Monday, December 16, 2002

Christmas shopping

“We haven’t done that section over there” said the woman waving her podgy finger across 200 square metres of prime Aylesbury retail. On Saturday we went into town in an attempt to spend half the GDP of Botswana on presents nobody wants for people who we don’t want to buy for. I’m generally avoiding the shops again this year by peddling the same ‘social experiment’ card I’ve used for the last three. There’s not much mileage left in the ‘I’m seeing if I can do all my Christmas shopping on the internet” but I’m giving it one last airing. Even I know internet shopping isn’t reliable enough to specify which Christmas day the presents are guaranteed to arrive by.

“Ooh look” said the over excited woman pointing at a plastic bowl divided into sections with a small portion of peanuts, Bombay mix, crisps, and Cheerio’s. The bowl was tastefully rapped in plastic and tied up with gold ribbon to make a delightful Christmas snack.

There’s a loud sigh as I drift upstairs to check out presents for Sophie. There’s a man with a shaven head and a gait like a bear sweating as he walks away from the cash desk holding a pack of ladies briefs, beyond him are hordes of men with haunted looks on their faces. The lingerie section is nearby.

They’ve lusted over the belle du jours; Melinda Messenger and Cat Deeley, they’ve seen the advert where Hermione Grainger flashes her knickers and resolved to furnish their beloved with the foxy blue lacy number she’s wearing to flick the switch of passion that hasn’t been fingered in an age. Then, in the shop, everything changes and the confidence just drains away.

“Right, this is it, the basque, g-string, and suspenders, no backing out now … or the bra and knickers… or the camisole… or that three pack of pants, or the silky nightdress, or that towling robe…. mind you that jumper looks alright.”
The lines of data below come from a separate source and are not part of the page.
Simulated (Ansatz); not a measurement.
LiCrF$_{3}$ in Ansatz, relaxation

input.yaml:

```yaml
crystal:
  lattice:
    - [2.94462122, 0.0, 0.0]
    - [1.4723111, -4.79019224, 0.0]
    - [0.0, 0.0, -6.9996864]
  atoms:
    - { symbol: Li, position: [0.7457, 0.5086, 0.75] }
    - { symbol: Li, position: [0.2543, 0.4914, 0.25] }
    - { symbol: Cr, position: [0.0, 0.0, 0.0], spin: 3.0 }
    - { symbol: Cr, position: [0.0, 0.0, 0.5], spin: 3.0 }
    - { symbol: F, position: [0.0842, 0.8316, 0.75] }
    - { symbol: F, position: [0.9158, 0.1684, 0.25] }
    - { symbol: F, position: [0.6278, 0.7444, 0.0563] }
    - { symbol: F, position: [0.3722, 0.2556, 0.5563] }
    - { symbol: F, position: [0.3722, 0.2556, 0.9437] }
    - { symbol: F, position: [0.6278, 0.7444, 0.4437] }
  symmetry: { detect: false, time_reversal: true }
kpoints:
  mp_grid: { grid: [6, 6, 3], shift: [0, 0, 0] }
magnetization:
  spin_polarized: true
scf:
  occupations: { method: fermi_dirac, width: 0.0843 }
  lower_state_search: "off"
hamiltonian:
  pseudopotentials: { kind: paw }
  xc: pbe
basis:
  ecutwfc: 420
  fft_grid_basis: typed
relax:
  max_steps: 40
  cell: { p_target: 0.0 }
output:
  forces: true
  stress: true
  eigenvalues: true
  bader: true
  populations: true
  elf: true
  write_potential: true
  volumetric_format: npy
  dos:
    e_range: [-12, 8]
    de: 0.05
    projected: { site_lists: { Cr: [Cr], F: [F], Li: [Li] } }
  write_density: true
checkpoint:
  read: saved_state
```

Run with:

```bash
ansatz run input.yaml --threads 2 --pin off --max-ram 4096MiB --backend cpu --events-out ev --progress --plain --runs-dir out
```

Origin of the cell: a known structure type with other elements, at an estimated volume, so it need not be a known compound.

And bollocks, another Christmas with the wife dressed in brown underwear and a scowl.

Underwear isn’t made for men to buy. The labels are so small you can’t just grab and go, instead you have to finger you’re way through a rack of highly engineered balcony bras. One slip and you’re wearing it. It’s a living nightmare.

I’m finding out what it means to be thirty. It’s not a bad age, but you do have to accept that you’re more likely to see people you know from school in Early Learning Centre than in the pub.